# The Loopy Secrets of How Charging Cables Work

What do you do when your phone needs to be charged? You take a cable, plug in the phone, and boom: It's charging. What if you want to connect an external monitor to your laptop? Yup, there's an HDMI cable for that. To plug your phone into speakers, you might use an auxiliary audio cable.

But here's a secret. Inside each of those cables are multiple wires. It doesn't matter if the cable is used for power or for data—there have to be at least two wires inside. That is because all electric circuits depend on loops. You can't make a loop with just one wire.

OK, there is one exception. Wireless power and wireless data don't use two or more wires. They use zero wires. They are, after all, "wireless."

### The Simplest Electric Circuit

Perhaps the best example of an electric circuit—so that you can see everything—is a single battery and a small incandescent light bulb. (You could do this with an LED light, but connecting it to a battery is a bit more complicated.) Let's light this bulb. If you treat a wire like a cable, you might think you could connect it like this.

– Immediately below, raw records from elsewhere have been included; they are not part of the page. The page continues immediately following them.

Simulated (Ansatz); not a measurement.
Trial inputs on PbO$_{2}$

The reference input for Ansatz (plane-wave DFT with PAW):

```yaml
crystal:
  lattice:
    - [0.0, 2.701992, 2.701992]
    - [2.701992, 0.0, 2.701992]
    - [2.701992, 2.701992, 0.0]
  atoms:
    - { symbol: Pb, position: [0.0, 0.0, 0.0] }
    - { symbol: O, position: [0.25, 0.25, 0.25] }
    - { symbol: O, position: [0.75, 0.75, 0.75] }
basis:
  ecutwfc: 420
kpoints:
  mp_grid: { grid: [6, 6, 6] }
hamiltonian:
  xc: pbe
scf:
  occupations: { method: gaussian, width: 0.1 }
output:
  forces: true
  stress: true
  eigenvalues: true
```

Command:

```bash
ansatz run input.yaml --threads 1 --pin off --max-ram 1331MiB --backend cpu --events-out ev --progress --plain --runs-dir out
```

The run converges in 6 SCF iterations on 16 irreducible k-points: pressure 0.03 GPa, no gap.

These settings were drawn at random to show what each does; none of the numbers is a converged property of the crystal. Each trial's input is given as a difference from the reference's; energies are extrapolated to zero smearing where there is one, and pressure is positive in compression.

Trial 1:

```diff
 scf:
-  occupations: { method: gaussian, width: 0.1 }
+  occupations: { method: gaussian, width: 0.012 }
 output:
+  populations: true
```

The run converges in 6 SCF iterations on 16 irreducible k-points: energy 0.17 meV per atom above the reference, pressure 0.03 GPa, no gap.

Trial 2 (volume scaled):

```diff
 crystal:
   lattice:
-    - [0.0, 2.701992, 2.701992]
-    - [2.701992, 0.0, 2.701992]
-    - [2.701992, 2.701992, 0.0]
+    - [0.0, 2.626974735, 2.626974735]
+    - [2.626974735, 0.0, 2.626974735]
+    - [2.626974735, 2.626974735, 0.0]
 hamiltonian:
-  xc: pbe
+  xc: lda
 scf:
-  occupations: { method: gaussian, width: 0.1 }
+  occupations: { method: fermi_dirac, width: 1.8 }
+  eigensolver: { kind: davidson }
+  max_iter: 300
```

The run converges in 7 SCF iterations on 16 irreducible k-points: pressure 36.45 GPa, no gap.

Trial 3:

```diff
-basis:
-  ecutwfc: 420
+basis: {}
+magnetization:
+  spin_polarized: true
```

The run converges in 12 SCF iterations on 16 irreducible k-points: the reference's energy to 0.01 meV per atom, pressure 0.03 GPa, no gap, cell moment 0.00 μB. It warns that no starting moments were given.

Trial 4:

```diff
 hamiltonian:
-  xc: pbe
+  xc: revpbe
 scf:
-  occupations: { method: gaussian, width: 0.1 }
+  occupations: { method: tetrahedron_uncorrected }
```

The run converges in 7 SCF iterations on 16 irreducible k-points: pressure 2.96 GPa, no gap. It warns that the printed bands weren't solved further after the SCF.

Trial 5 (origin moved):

But that's not how electric circuits work. The key idea is electric current. This is the movement of electric charges (usually negative electrons) inside the metal wire. This flow of charges (not really a flow) is created by an electric field in the wire due to the battery. But if there is no closed loop, the mobile charges will quickly build up on the surface of the wire to create a zero electric field with no current.

If you make a closed loop, the mobile electrons will get back to the battery, which essentially prevents these charges from building up. Here's what that looks like.

Actually, this way still only uses one wire—but there is a big difference. There is a complete path from one end of the battery to the other. The wire from the positive terminal connects to the side wall of the bulb. Inside the bulb, this side wall goes to the bulb filament (the wire that glows brightly) and then down to the bottom nub on the bulb. This bulb nub then connects to the negative terminal of the battery using a second wire. That's a complete circuit. Technically you could do this with just one wire and have the nub touch directly to the battery—that's still a complete circuit.

How about an animation to really visualize what's going on? This is from an excellent online simulation from the University of Colorado Boulder's PhET—you should check it out sometime.

Notice how the moving charges in the wire make a complete loop around the circuit? That's why you need two wires.

### Using a Cable Instead of a Wire

Can you make the bulb light up with a cable? You might try something like this.

This is just an Apple lightning cable. It runs from the positive terminal of the battery to one of the connections for the light bulb (I'm using a light bulb holder). But it doesn't work. The bulb is off because the circuit is not complete.

But wait! I can sort of make this work. Remember that cables have at least two wires in them. If you cut one open, it might look something like this.

In this case, you can see that there are actually 5 wires inside one usb cable. It's not just a single wire. To light the bulb, I just need to pick two of these wires so that I can make a complete circuit with the battery and let current flow through the filament. It's a little messy, but here's what it looks like.

Basically, I am using two wires inside of this cable. But because I can't connect the usb plug to the battery, I have to use some extra wires. Oh, sure—I could cut off the plug end of the cable and remove the plug part. However, then it wouldn't look like I'm still using a cable.

### Confusion Between Cables and Wires

But wait! There's a reason I'm writing about the difference between cables and wires. I think many students in physics labs confuse these two things. They are so used to cables, they sort of forget about complete circuits. This is particularly obvious when students try to use a multimeter to determine the voltage or current in a circuit.

Suppose I want to use a voltmeter to measure the voltage across the light bulb in a simple circuit. If the wire from the voltmeter were to be considered a phone cable, you would connect it like this.

But this doesn't work. The voltmeter, like just about every electrical measuring device, needs to have a complete circuit. You need two wires to measure voltage. Here's what it should look like.

Those thick wires from the voltmeter might look like cables, but they are in fact just wires. You need two wires to make a complete circuit.